Professional Services Accounting ARTICLE -

Best Practices to Comply with ERISA Section 408(b)(2)

 

Target Audience: Legal Professionals, Professional Service Firms, Law Firm Partners, Law Firm Accounting


What is your law firm doing  to make sure it is following best practices to comply with ERISA Section 408(b)(2) in case of a plan audit to reduce the likelihood of a reportable  “prohibited transaction” which could trigger an Internal Revenue Service (IRS) or Department of Labor (DOL) audit, fines and penalties?

To achieve the goals of the new laws, participants and sponsors will have access to more information which will increase the responsibility of plan sponsors to act upon the information received.
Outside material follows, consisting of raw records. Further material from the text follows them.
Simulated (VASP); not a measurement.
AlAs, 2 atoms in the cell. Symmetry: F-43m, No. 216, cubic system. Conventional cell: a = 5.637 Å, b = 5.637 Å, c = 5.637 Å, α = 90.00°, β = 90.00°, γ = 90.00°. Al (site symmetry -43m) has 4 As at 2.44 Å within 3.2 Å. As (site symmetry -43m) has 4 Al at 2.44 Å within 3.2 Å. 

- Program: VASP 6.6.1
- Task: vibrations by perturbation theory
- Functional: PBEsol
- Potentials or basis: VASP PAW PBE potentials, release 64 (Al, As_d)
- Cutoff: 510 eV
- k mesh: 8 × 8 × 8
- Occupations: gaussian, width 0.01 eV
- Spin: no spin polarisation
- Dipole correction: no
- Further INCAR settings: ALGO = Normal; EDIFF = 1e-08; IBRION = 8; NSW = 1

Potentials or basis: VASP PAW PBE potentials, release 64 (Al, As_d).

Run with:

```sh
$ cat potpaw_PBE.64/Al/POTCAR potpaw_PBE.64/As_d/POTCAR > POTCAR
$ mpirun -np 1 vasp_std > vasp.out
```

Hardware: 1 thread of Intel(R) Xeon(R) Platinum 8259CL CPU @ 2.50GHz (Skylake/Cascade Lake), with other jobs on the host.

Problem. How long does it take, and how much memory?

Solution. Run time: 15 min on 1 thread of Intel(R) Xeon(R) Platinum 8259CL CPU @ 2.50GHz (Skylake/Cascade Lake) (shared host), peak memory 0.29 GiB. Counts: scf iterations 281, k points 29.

Main Goal of New ERISA Law

ERISA Section 408(b) (2) became effective July 1, 2012.  The main goal of the new law is to improve the transparency of fees and expenses charged to workers in 401(k) type arrangements and other “covered plans” by requiring access to greater information so participants can better manage their retirement savings.  Wouldn’t it be great if law firms never had to send bills, but could get paid by clients without the clients actually knowing how much the law firm was getting paid.  This is what happens when fees are “hidden” and deducted directly from participants’ investment assets to arrive at adjusted earnings or losses reported on the investments. By ensuring access to the previously undisclosed information, plan fiduciaries can assess reasonableness of compensation, identify potential conflicts of interest and satisfy reporting and disclosure requirements under ERISA.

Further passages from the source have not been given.